A paramount step in testing for web application vulnerabilities is to find out which particular applications are hosted on a web server. Many applications have known vulnerabilities and known attack strategies that can be exploited in order to gain remote control or to exploit data. In addition, many applications are often misconfigured or not updated, due to the perception that they are only used "internally" and therefore no threat exists.

With the proliferation of virtual web servers, the traditional 1:1-type relationship between an IP address and a web server is losing much of its original significance. It is not uncommon to have multiple web sites or applications whose symbolic names resolve to the same IP address. This scenario is not limited to hosting environments, but also applies to ordinary corporate environments as well.


Security professionals are sometimes given a set of IP addresses as a target to test. It is arguable that this scenario is more akin to a penetration test-type engagement, but in any case it is expected that such an assignment would test all web applications accessible through this target. The problem is that the given IP address hosts an HTTP service on port 80, but if a tester should access it by specifying the IP address (which is all they know) it reports "No web server configured at this address" or a similar message. But that system could "hide" a number of web applications, associated to unrelated symbolic (DNS) names. Obviously, the extent of the analysis is deeply affected by the tester tests all applications or only tests the applications that they are aware of.


Sometimes, the target specification is richer. The tester may be given a list of IP addresses and their corresponding symbolic names. Nevertheless, this list might convey partial information, i.e., it could omit some symbolic names and the client may not even being aware of that (this is more likely to happen in large organizations).


Other issues affecting the scope of the assessment are represented by web applications published at non-obvious URLs (e.g., http://www.example.com/some-strange-URL), which are not referenced elsewhere. This may happen either by error (due to misconfigurations), or intentionally (for example, unadvertised administrative interfaces).


To address these issues, it is necessary to perform web application discovery.


Test Objectives

Enumerate the applications within scope that exist on a web server


How to Test

Black Box Testing

Web application discovery is a process aimed at identifying web applications on a given infrastructure. The latter is usually specified as a set of IP addresses (maybe a net block), but may consist of a set of DNS symbolic names or a mix of the two. This information is handed out prior to the execution of an assessment, be it a classic-style penetration test or an application-focused assessment. In both cases, unless the rules of engagement specify otherwise (e.g., “test only the application located at the URL http://www.example.com/”), the assessment should strive to be the most comprehensive in scope, i.e. it should identify all the applications accessible through the given target. The following examples examine a few techniques that can be employed to achieve this goal.

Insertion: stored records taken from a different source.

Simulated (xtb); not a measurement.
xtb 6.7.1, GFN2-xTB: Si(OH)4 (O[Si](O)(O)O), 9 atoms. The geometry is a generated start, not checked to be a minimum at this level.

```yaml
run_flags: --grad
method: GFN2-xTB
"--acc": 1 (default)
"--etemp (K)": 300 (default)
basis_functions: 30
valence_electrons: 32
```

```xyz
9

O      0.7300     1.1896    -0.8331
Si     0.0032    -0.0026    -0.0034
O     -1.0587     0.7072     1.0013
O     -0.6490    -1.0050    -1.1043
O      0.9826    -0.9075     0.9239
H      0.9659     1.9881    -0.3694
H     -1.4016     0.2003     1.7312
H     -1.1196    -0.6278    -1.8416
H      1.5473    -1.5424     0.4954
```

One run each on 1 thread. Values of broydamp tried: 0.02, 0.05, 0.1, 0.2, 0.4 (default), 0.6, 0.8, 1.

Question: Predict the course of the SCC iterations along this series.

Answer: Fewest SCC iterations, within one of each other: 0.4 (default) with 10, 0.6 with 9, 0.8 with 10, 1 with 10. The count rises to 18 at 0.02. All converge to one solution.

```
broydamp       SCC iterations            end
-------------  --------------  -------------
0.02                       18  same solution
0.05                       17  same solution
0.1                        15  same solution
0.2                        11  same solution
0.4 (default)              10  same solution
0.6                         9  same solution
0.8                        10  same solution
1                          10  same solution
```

Note: Some of the following techniques apply to Internet-facing web servers, namely DNS and reverse-IP web-based search services and the use of search engines. Examples make use of private IP addresses (such as 192.168.1.100), which, unless indicated otherwise, represent generic IP addresses and are used only for anonymity purposes.


There are three factors influencing how many applications are related to a given DNS name (or an IP address):

1. Different base URL
The obvious entry point for a web application is www.example.com, i.e., with this shorthand notation we think of the web application originating at http://www.example.com/ (the same applies for https). However, even though this is the most common situation, there is nothing forcing the application to start at “/”.


For example, the same symbolic name may be associated to three web applications such as: http://www.example.com/url1 http://www.example.com/url2 http://www.example.com/url3


In this case, the URL http://www.example.com/ would not be associated with a meaningful page, and the three applications would be “hidden”, unless the tester explicitly knows how to reach them, i.e., the tester knows url1, url2 or url3. There is usually no need to publish web applications in this way, unless the owner doesn’t want them to be accessible in a standard way, and is prepared to inform the users about their exact location. This doesn’t mean that these applications are secret, just that their existence and location is not explicitly advertised.


2. Non-standard ports
While web applications usually live on port 80 (http) and 443 (https), there is nothing magic about these port numbers. In fact, web applications may be associated with arbitrary TCP ports, and can be referenced by specifying the port number as follows: http[s]://www.example.com:port/. For example, http://www.example.com:20000/.


3. Virtual hosts
DNS allows a single IP address to be associated with one or more symbolic names. For example, the IP address 192.168.1.100 might be associated to DNS names www.example.com, helpdesk.example.com, webmail.example.com. It is not necessary that all the names belong to the same DNS domain. This 1-to-N relationship may be reflected to serve different content by using so called virtual hosts. The information specifying the virtual host we are referring to is embedded in the HTTP 1.1 Host: header [1].


One would not suspect the existence of other web applications in addition to the obvious www.example.com, unless they know of helpdesk.example.com and webmail.example.com.


Approaches to address issue 1 - non-standard URLs
There is no way to fully ascertain the existence of non-standard-named web applications. Being non-standard, there is no fixed criteria governing the naming convention, however there are a number of techniques that the tester can use to gain some additional insight.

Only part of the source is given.